As a person who is particularly sensitive to language, I am distressed by the seeming lack of attention word choice is given in many churches, whether “progressive” or “conservative.” I may be overly harsh in such a sentiment, but I often feel like even if words are chosen purposefully, churches often subconsciously are bringing the logic of the world into the life of the community. The logic of the kingdom of God is not merely opposite of that of the world, but is actually in a whole other plane of understanding. Our leaders are not to be merely servants, but a particular kind of servant.
One term I take exception to is the word “volunteer.” I don’t mean the verb so much as the noun, though the verb obviously carries with it similar connotations. In multiple churches I’ve been a part of, the Sunday School teachers, the youth leaders, the choir, and basically any other unpaid roles in the church are referred to as “volunteers.” By most standards, this makes sense–people performing duties or jobs that in other places are paid positions are, in this case, not being paid. On the surface, this is a reasonable description of most of the jobs in the church.
I see a few problems with this, the most fundamental being that the word automatically creates a distinction and, like it or not, a hierarchy that places the paid staff above the rest of the congregation. Volunteers willingly do the work that is only made possible by the hard work of the staff, and in some cases the hope is to “move up the ladder” into a paid position. That’s the model of a non-profit, anyway. At my job at Sitar Arts Center, staff do a lot of work to make it possible for our volunteers to have students to teach. Volunteers are necessary and vital to what we do, and Sitar could not exist without them, but the work of the staff is what creates the programs and other avenues for volunteers to plug into. Or think of the Americorps or Peace Corps volunteers. They do hard work, but the goal is eventually to get paid well for the work they do.

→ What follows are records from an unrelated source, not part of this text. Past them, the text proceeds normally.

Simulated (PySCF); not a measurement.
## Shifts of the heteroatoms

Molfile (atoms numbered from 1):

But a church is not a non-profit organization. The life of the church is not about pastors and staff creating opportunities for the rest of the congregation to volunteer for but is about a community where the members offer and use their gifts for the good of the church and God’s kingdom. The pastor is not the executive director and the leadership his/her board of directors. Rather, pastor, elder, teacher, musician, deacon, usher; these are roles in the church, no one more important than the other, all parts of the body needed to foster healthy disciples and loving congregations. Most churches regard the pastor, the music director, the associate pastor, etc. as positions, like a non-profit. Instead of a top-down model, the church (in my head) is more like a group of gathered people in a large circle, each person equally essential, each person having a different role. This is not to dismiss or underplay the importance of the pastor–pastors do have a unique and vital role in the congregation, a role that in most cases it makes sense to pay–but in the end, it’s still just another role that helps the community flourish.
Furthermore, regarding congregants as “volunteers” makes it seem like spending one’s time, energy, and abilities for the good of the community is an uncommon and unexpected “over-and-above” behavior, like the lawyer who works 70 hours a week but somehow makes time every Saturday to volunteer at the local animal shelter. In the church, being willing to use your gifts, and have others help you discern and nurture your gifts, is a necessary and fundamental aspect of learning the way of Jesus and participating in his kingdom. Churches should be fostering environments where parishioners feel comfortable and encouraged to share their gifts and visions knowing that they will be met with support and healthy encouragement from the pastor and other members of the community, even if these gifts don’t have an already-made slot that they can be fit into. Churches that shut down the gifts of their members or make the logistics of using those gifts cumbersome and unappealing will inevitably be faced with a Sunday-morning-only crowd which has no real desire to participate.
Church of the Saviour has modeled this extremely well. Its many churches, all different and unique in model and in mission, have embodied the importance of nurturing a person’s call. Recognizing that the church is called to go out, rather than be so concerned with getting people into the doors of the sanctuary, its fundamental values of commitment and mission have allowed people to discern their God-given calling in community, with others praying and sharing the journey, and as a result dozens of beautiful ministries have flourished in one small part of the world. The point is not that these ministries have been overwhelmingly successful (which some have and some haven’t) but that people were given the space to discern their gift and calling in the world because their community recognized that they could not say “no” to God’s “yes.”
I emphasize the importance of allowing gifts to flourish because I think that is a better perspective with which to regard a community of believers rather than the “volunteer” model. Leave that to the non-profits. It serves their needs and goals well. But the church doesn’t need more volunteers, it needs people who have a stake in the community because that’s where their lives are grounded and given the nourishment, challenge, and freedom required to grow.
I do not volunteer at any church–I try to use my gifts to serve others and serve God, which, quite frankly, looks a lot better on my resume.
Volunteers we are not; members of a living body, a community, we are.